Home > Christian History, Philosophy > Killing God In Different Ways

Killing God In Different Ways

Many have heard the phrase, “God is dead” or “the death of God” and so forth. Such a cosmic event is said to have happened in the 19th and 20th century. What is interesting to note, however, is that in that span of time, God was killed more than once and in more than one way by different groups of people.

The death of God refers to the death of a particular conception of God. The conception of God relevant here is the traditional monotheistic God of history who has and does intervene in the world. He is the literal creator of the universe, he has a grand plan for the history of humankind, he works miracles, and such a being exists objectively apart from his creation. This is the God that was dealt a lethal attack in the past few centuries.

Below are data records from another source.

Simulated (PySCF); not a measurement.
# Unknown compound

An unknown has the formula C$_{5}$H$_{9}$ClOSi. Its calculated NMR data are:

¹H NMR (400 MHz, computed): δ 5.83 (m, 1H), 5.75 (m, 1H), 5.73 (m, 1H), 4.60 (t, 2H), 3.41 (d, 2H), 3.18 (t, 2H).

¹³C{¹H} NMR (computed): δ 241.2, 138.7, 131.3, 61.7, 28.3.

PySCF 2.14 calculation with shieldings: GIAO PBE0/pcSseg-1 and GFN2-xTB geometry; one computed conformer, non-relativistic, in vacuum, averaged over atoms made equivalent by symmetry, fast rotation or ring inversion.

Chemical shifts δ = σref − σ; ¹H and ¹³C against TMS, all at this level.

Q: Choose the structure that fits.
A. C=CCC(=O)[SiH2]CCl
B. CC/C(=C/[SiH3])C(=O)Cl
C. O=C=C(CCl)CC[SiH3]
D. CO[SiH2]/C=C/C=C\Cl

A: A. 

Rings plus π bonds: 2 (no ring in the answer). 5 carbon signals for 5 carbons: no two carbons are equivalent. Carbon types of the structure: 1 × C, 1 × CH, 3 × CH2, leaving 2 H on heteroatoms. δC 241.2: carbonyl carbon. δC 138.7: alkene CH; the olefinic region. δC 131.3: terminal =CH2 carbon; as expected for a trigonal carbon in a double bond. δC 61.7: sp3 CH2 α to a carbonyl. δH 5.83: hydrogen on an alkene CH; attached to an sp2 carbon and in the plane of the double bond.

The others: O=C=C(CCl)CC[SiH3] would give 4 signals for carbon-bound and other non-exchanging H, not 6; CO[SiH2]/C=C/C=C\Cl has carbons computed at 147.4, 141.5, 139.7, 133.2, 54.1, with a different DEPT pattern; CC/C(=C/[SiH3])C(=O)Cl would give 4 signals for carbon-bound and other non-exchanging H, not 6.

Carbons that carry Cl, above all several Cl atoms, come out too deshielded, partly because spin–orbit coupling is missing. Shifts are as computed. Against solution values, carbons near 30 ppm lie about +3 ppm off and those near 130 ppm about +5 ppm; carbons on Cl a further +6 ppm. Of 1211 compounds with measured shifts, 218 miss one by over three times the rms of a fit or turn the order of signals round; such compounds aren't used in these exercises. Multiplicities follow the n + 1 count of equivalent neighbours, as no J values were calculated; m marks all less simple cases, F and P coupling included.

In the Christian West, God was killed by what we could call the rational part of the soul: through the use of logos. Much of this had to do with the rise and advancement of science. More and more the empirical world was being successfully explained in naturalistic ways without any need to invoke God. God simply was not necessary. As the mathematician and astronomer Pierre-Simon Laplace so famously told Napoleon concerning the question about God’s role in his latest book on astronomy, “I have no need of that hypothesis.” And even though Isaac Newton was a devout theist, his new physics represented the new naturalistic view more than any other: the world was essentially a machine governed by impersonal laws. Eventually Darwin arrived shattering any supernatural origin of the species, Hubble discovered other galaxies showing how truly small and seemingly insignificant we are, and the rest of the sciences followed right along, each one narrowing and then eliminating the living space that God once had.

God’s death among the Jews was a very different story. In the Christian West, God suffered a long and silent death: it happened over the span of a few centuries and many didn’t even realize that it had happened (many still don’t). It took people like Nietzsche and others to spell it out. For many Jews, however, God died suddenly in a short span of time. He died during World War II. He died in Auschwitz. His killers: the Nazis and the Jewish people themselves. There is no more powerful description of this death than Elie Wiesel’s description of it in his classic book Night. The following is an excerpt from Karen Armstrong’s A History of God:

One day the Gestapo hanged a child. Even the SS were disturbed by the prospect of hanging a young boy in front of thousands of spectators. The child who, Wiesel recalled, had the face of a ‘sad-eyed angel,’ was silent, lividly pale and almost calm as he ascended the gallows. Behind Wiesel, one of the other prisoners asked: ‘Where is God? Where is He?’ It took the child half an hour to die, while the prisoners were forced to look him in the face. The same man asked again: ‘Where is God now?’ And Wiesel heard a voice within him make this answer: ‘Where is He? Here He is—He is hanging here on this gallows.’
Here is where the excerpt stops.